Page 1 of 1

unneeded dummy variable

Posted: Fri Nov 10, 2017 9:02 am
by Williambert
How do I get rid of an unneeded dummy variable/ response category?I entered a categorical variable into my model as an explanatory variable, and although there are no observations in one of the categories of this variable, a dummy variable for this category was still included in the model. How can I remove it ?

Re: unneeded dummy variable

Posted: Fri Nov 10, 2017 9:40 am
by ChrisCharlton
If you highlight the column in the names window and click the regenerate button then it will remove any categories that do not have any associated data and add categories if there are values that do not have a label. Note that you will need to remove the variable from the model before doing this, and then add it back again afterwards.

Re: unneeded dummy variable

Posted: Tue Dec 05, 2017 1:57 pm
by Kurthens
Williamrbert wrote: Fri Nov 10, 2017 9:02 am If you highlight the column in the names window and click the regenerate button then it will remove any categories that do not have any associated data and add categories if there are values that do not have a label. Note that you will need to remove the variable from the model before doing this, and then add it back again afterwards.
Hi Chris, could this somehow be added as a feature, so it automatically does this?

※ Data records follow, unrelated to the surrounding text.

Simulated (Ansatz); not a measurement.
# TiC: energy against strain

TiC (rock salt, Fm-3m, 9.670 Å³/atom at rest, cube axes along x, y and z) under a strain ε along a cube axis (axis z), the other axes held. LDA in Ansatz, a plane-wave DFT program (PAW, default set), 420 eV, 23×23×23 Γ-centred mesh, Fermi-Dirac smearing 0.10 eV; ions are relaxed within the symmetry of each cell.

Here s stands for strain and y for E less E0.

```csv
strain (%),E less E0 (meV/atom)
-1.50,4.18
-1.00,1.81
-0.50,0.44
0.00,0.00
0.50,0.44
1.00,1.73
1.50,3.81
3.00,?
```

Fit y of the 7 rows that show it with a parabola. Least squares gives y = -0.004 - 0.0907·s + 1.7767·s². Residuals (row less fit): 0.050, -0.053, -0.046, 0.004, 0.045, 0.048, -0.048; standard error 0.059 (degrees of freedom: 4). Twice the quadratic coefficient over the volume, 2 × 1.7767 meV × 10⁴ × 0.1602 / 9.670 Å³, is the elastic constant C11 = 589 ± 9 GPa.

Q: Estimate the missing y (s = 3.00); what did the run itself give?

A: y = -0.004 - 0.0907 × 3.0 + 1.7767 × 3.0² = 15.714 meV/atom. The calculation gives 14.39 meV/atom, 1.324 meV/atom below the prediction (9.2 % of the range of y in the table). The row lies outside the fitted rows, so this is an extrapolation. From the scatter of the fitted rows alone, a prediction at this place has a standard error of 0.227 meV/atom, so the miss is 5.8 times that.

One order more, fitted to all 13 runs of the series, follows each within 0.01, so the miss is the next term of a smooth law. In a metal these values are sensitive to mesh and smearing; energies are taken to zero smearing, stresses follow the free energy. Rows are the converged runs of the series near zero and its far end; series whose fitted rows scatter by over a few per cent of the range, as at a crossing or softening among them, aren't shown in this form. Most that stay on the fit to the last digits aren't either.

Re: unneeded dummy variable

Posted: Thu Dec 07, 2017 10:39 am
by ChrisCharlton
Unfortunately this wouldn't be very practical as this would require all the categories to be checked against the data every time the data in the column changed. It would also mean potentially losing category labelling that had been entered by the user, as once categories are removed there would be no way to know what their text was previously.

One possible change that might work however is to only include categories that actually have data associated when adding dummies to the model. Doing this could however still have complications related to missing data, as it may be that the variable has data for a category but this is excluded from the model as the associated rows have data missing in other variables.